Counsel is not required to make futile motions to appear competent. Reversal of a conviction on the basis of inadequate counsel is required only if the record reveals no rational tactical purpose for his or her act or omission. (People v. Terrell (1999) 69 Cal.App.4th 1246, 1252-1253.) Here, the record does not reveal the actual reason why defendant's attorney did not challenge the validity of appellant's arrest. However, the record discloses a rational reason why the motion was not made; it would have been futile. Therefore, defendant cannot demonstrate that counsel's performance fell below an objective standard of reasonableness, or any resulting prejudice.

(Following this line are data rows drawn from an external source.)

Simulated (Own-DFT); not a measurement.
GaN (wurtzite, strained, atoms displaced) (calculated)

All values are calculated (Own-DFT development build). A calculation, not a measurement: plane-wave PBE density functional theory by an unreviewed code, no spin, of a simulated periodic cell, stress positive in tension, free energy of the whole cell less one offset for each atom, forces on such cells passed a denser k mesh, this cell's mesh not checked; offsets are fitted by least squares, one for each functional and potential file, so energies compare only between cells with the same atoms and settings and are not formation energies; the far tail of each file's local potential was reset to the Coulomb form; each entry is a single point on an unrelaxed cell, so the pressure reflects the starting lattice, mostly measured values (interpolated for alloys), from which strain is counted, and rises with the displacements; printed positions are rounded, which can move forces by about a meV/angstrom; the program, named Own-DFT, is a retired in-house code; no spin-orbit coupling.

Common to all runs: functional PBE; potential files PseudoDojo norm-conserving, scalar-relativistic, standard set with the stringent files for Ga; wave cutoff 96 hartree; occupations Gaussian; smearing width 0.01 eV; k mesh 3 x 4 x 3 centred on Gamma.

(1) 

Police contacts with individuals fall into three general categories: consensual encounters; detentions of limited duration, scope, and purpose; and arrests (or comparable restraints on a person's liberty). (Wilson v. Superior Court (1983) 34 Cal.3d 777, 784.) "A detention is reasonable under the Fourth Amendment when the detaining officer can point to specific articulable facts that, considered in light of the totality of the circumstances, provide some objective manifestation that the person detained may be involved in criminal activity."(People v. Souza (1994) 9 Cal.4th 224, 231.)

Probable cause for arrest exists only when the facts known to the arresting officer "would lead a man of ordinary care and prudence to entertain an honest and strong suspicion that the person arrested is guilty of a crime." (People v. Price (1991) 1 Cal.4th 324, 410.) When a detention exceeds the boundaries of a permissible investigative stop, the detention becomes a de facto arrest requiring probable cause. (People v. Gorrostieta (1993) 19 Cal.App.4th 71, 82-83.)

"A search conducted without a warrant is unreasonable per se under the Fourth Amendment unless it falls within one of the 'specifically established and well-delineated exceptions.' [Citations.] It is 'well settled that one of the specifically established exceptions to the requirements of both a warrant and probable cause is a search that is conducted pursuant to consent.'" (People v. Woods (1999) 21 Cal.4th 668, 674.) Evidence obtained as a result of a consent search is still subject to suppression, however, if the consent was given after a detention or arrest that violated the Fourth Amendment. (Florida v. Royer (1983) 460 U.S. 491, 501.)

Defendant contends his detention was converted to a de facto arrest that must be supported by probable cause because he was handcuffed. Defendant appears to concede that a reasonable suspicion for an investigatory detention existed. Although defendant acknowledges that police conducting investigations may take "reasonable precautions," such as handcuffing a suspect, if they are "reasonably necessary" (People v. Stier (2008) 168 Cal.App.4th 21, 27), he argues that the use of handcuffs during an investigatory detention is justified only if the officer has a "reasonable basis for believing the suspect poses a present physical threat or might flee." (Ibid.) A reasonable basis exists when: "(1) the suspect is uncooperative; (2) the officer has information the suspect is currently armed; (3) the officer has information that the suspect is about to commit a violent crime; (4) the detention closely follows a violent crime by a person matching the suspect's description and/or vehicle; (5) the suspect acts in such a way that raises a reasonable possibility of danger or flight; or (6) the suspects outnumber the officers." (Id. at pp. 27-28.)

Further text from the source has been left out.